Reviews

Review: The Village, A Disco Daydream Takes Us Back to the Lost World of 1979

Nora Burns hustles down memory lane in this lighthearted romp.

Chuck Blasius, Ashley Chavonne, Richard JMV Schieffer, Antony Cherrie, Valton Jackson, Antwon LeMonte, Eileen Dover, and Jack Bartholet star in Nora Burns's The Village, A Disco Daydream, directed by Adam Pivirotto, at Dixon Place.
Chuck Blasius, Ashley Chavonne, Richard JMV Schieffer, Antony Cherrie, Valton Jackson, Antwon LeMonte, Eileen Dover, and Jack Bartholet star in Nora Burns's The Village, A Disco Daydream, directed by Adam Pivirotto, at Dixon Place.
(© Eric McNatt)

The late '70s have long been the subject of nostalgia for a certain kind of New Yorker. Sure, the city was broke, the trains were filthy, and crime was rampant — but at least you could afford to rent an apartment. And New York was still a magnet for beautiful and creative young people operating without the benefit of a trust fund. These rugged go-getters had to find other ways to make a living, and in a city of endless opportunity, they could do so without working an 80-hour week. Nora Burns indulges (and gently picks apart) this nostalgia in her joyous new play, The Village, A Disco Daydream, now playing a return engagement at Dixon Place.

It's about Trade (Antony Cherrie). "Yes, it's his real name, as well as his profession," notes the Stage Manager (Glace Chase with the perfect combination of sass and sincerity). Trade lives on Greenwich Avenue with Old George (the hilarious Chuck Blasius), a sugar daddy who tolerates his houseguest's nocturnal activities as the price of vicarious youth. Over the course of one hour, we meet Trade's latest trick (adorably wholesome Jack Bartholet), his "femme-y fag" friend Petey (Eileen Dover), his "hag" Lisa (a manically perky Ashley Chavonne), and the hot new neighbor down the hall (Antwon LeMonte, straight out of a retro porn flick). Only Old George seems to have a day job, so they while away the afternoon in his apartment, with plenty of side commentary from the Stage Manager. It's Our Town with poppers and lamé.

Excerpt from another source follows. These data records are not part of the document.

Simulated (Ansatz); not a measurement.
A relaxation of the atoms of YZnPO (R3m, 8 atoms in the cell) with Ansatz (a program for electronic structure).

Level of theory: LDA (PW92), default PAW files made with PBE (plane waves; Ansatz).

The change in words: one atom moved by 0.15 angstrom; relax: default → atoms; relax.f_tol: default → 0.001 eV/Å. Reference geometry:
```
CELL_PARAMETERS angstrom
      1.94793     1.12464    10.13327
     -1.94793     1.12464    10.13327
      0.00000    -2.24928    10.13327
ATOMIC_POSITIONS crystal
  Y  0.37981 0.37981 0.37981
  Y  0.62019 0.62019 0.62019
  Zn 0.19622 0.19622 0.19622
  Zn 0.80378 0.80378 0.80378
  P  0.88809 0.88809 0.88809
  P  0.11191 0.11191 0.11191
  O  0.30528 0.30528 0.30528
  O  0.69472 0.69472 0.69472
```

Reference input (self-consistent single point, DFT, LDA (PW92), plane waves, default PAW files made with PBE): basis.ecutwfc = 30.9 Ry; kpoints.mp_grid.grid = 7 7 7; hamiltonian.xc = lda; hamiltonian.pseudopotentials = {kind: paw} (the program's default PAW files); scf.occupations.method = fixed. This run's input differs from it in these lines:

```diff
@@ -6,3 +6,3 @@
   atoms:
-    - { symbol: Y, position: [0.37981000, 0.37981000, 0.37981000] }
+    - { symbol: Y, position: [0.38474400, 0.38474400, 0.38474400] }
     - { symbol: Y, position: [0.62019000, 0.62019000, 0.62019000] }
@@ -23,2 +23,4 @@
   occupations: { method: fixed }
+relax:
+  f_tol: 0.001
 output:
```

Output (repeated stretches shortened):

Antony Cherrie, Richard JMV Schieffer, and Eileen Dover star in Nora Burns's The Village, A Disco Daydream, directed by Adam Pivirotto, at Dixon Place.
Antony Cherrie, Richard JMV Schieffer, and Eileen Dover star in Nora Burns's The Village, A Disco Daydream, directed by Adam Pivirotto, at Dixon Place.
(© Eric McNattAll Rights Reserved)

In her gleeful metatheatricality, Burns owes much to Bertolt Brecht and Thornton Wilder, and under the sharp direction of Adam Pivirotto, The Village is a lot more fun to watch than anything those two ever wrote. The indefatigable and effortlessly fabulous Valton Jackson and Richard JMV Schieffer facilitate cinematic scene changes in their role as go-go boys, this play's answer to Kabuki stagehands. The characters (and sometimes the actors) are never shy about jumping out of a scene and speaking directly to us. Paul Alexander costumes them in synthetic fabrics that are both revealing and outrageous (Old George's housecoat is a riot). We're acutely aware that at any moment the lights (by Rob Lariviere) could shift and transform the whole stage into a dance party (simple and sexy choreography by Robin Carrigan). You may have the urge to jump up and join them.

The whole cast contributes to this irresistible revelry, but Cherrie is particularly persuasive in a performance that is simultaneously innocent and naughty. He's Peter Pan with a chest tattoo. Dover provides an excellent foil to Cherrie's manic pixie rent boy energy, serving shade and wit despite suffering through what seems to be a permanent hangover. The most physically impressive performance of the evening comes from the playwright herself in the role of "Junkie Jane," a neighbor less likely to borrow a cup of sugar than a spoon and lighter. Slumped over like a zombie, she hides her face beneath a cascade of blonde hair, even when she holds a set of festive maracas during a musical number.

The cast of Nora Burns's The Village, A Disco Daydream, directed by Adam Pivirotto, at Dixon Place.
The cast of Nora Burns's The Village, A Disco Daydream, directed by Adam Pivirotto, at Dixon Place.
(© Eric McNatt)

You might have already clocked several problematic words and plot points in this review, and that is part of what makes The Village feel refreshingly transgressive. For a show that looks wistfully backward, it never takes itself too seriously and always entertains the possibility that it's peddling nonsense. Every generation suspects that their 20s represented a golden age, as Old George sings about his own halcyon days in the 1950s: "Bars with red lights filled with boys who were hung / But was it really that great or was I just young?" But The Village, unbound by the rules and manners of the bourgeois puritans who now dominate New York's cultural scene, convincingly makes the case that when New York's late boomers wax nostalgic, they actually have a point.

It's too late for the millennials among us to recapture that magic in the New York of 2023, recently named by The Economist as the most expensive city on Earth. It will be up to Gen Z to make this once again a haven for misfits and artists. Certainly, Mayor Adams is doing his part to bring back the requisite grime and municipal dysfunction. Until then, theatergoers can enjoy The Village, a carefree hustle down memory lane.